The Grammy winner Macklemore proves we’ve come a long way, but we’re not there yet.
Ben Haggerty, most commonly known as Macklemore, is making waves across the world with his music. He is most known for his style of music — raps that focus on positive messages: the downfalls of consumerism, the benefits of hard work and same-sex marriage. His performance Sunday night at the Grammy Awards was breathtaking. His song “Same Love” has become the anthem for the LGBT rights movement, and it is a song that helps me make it through the day.

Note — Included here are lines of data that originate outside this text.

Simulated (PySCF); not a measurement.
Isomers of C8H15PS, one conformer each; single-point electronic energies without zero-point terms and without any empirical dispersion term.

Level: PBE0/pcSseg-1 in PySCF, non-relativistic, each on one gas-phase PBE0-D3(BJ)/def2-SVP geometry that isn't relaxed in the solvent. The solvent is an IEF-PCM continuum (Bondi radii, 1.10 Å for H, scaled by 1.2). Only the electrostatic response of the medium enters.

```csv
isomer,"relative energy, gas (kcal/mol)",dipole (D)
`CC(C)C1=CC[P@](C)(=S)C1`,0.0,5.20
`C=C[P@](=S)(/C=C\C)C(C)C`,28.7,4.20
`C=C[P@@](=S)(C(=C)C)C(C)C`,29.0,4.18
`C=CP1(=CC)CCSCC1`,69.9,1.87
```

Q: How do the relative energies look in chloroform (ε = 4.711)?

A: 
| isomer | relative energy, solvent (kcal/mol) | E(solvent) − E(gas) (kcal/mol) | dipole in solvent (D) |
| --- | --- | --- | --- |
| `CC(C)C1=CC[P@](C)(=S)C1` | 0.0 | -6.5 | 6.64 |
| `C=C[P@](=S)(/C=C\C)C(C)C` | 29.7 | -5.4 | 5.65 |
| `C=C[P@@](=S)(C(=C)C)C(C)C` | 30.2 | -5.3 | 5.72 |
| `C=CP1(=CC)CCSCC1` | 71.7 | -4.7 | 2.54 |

As an openly gay teenager, I’ve found that our society talks a lot about acceptance, tolerance and love for one another, yet in my life I have learned the constant neglect of all these things in our culture, especially in the treatment of gays. The term “gay” is still synonymous with lesser. “Fag” is one of the most derogatory terms out there, and is still commonplace in the halls of schools, malls and public places. I find it silly that we (the LGBT community) have to fight for the same rights as heterosexuals. The fight for gay rights seems ominously similar to the civil and women’s rights movements.
Many people believe that everything is OK and that the progress is forward, which is true in many cases. But at my (student) level, progress seems to be nonexistent. I’m fortunate to have been surrounded by a close support network of friends and have somehow managed to avoid the tormenting that happens so commonly in schools, but I have friends who haven’t been so lucky.
One of my close friends came out as gay, only to be rushed back into the closet by fear of his parents finding out. Holding the burden of his sexuality on his shoulders, he was brought to suicide. For whatever reason, the bullet that he hoped would end his life managed to jam the gun, allowing him a second chance. However, he remains plagued with the misery of rejection, and he continues to struggle with his self-identity.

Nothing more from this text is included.